Karsts, or karst topography refers to a landscape where rock has been dissolved and eroded over time, leaving unique rock formations. The result for the limestone of northern Vietnam is near vertical cliffs and awe-inspiring mountains poking up seemingly out of nowhere. The land runs flat and all of a sudden cliff face climbs to the sky. We first saw this unique geological feature around Koh Phi Phi in southern Thailand years ago. However, nothing compares in my experience to that of the scenic northern Vietnam. Ninh Binh is perched right alongside a range of these karst mountains and is an otherwise pancake-flat landscape in every direction. The result is a rural area mostly undiscovered by tourists that is ideal for days of back road exploration on bicycles. Naturally, we grabbed bikes from our homestay regularly and pedalled ourselves around the majestic and eerily quiet rice paddies and farmlands. We also hired ourselves a rowboat (equipped with tough, grizzled Vietnamese paddler lady) and took to the little rivers and estuaries that run under the caves and grottoes beneath the mountains.
Once headed north again we knew we wanted to see these karsts surrounded by seas, too. But having heard countless horror stories from fellow travellers about the state of tourist-infested Halong Bay, we dug back in to our notepad of locals' recommendations and set sail for Bai Tu Long instead. Neighbouring Halong Bay, this area is an extension of the famous karst bay, takes a little longer to get to and is a lot more peaceful. I could count on one hand the number of other boats we saw during our 3 days, 2 nights on the water. We swapped our bicycles for kayaks and drifted off between the rough mountains in search of the perfect shell-strewn beach. Whilst not on the kayaks we gorged ourselves on 7-courses of fresh seafood per meal (not even exaggerating!), practiced tai chi with a master at dawn on the deck, and lounged on the sunbeds watching the sunset with cocktail in hand. Was I seriously bored with this lifestyle a week ago?

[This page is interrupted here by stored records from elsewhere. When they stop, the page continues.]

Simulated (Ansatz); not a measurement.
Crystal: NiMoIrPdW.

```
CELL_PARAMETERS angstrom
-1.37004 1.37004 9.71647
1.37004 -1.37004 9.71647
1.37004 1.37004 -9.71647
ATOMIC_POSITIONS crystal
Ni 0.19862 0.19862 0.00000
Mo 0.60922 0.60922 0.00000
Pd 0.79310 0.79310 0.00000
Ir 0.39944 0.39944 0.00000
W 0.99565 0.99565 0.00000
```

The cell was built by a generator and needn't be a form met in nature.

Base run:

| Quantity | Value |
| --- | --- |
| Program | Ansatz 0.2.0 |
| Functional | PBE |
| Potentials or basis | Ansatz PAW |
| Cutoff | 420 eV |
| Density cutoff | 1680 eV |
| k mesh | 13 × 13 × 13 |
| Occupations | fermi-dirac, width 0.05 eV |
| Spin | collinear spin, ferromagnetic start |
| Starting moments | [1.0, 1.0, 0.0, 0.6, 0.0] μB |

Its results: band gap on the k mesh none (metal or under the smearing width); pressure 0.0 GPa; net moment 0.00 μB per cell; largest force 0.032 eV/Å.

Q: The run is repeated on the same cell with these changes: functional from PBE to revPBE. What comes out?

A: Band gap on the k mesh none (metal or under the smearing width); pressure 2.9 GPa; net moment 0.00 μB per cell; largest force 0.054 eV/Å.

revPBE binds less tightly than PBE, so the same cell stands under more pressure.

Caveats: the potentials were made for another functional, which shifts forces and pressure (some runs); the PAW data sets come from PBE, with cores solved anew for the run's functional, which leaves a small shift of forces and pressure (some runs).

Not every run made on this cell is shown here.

Sadly cocktails and cruises aren't free and so we need to thank our Suitcase Of Dreams gift givers. Thank you Mitchell for the gift of a boat ride through the caves. Thank you Sasha for the money to go towards the cruise around the bay. It was everything we imagined it to be and loved every moment out there. And a HUGE thank you to Sjane's sister Kylie who pretty much single-handedly financed our time in Vietnam. She said to not come home until we'd visited her beloved 'Nam. I can say without hesitation that it's been one of our favourite countries to date. We've loved it and wish our visas weren't about to expire.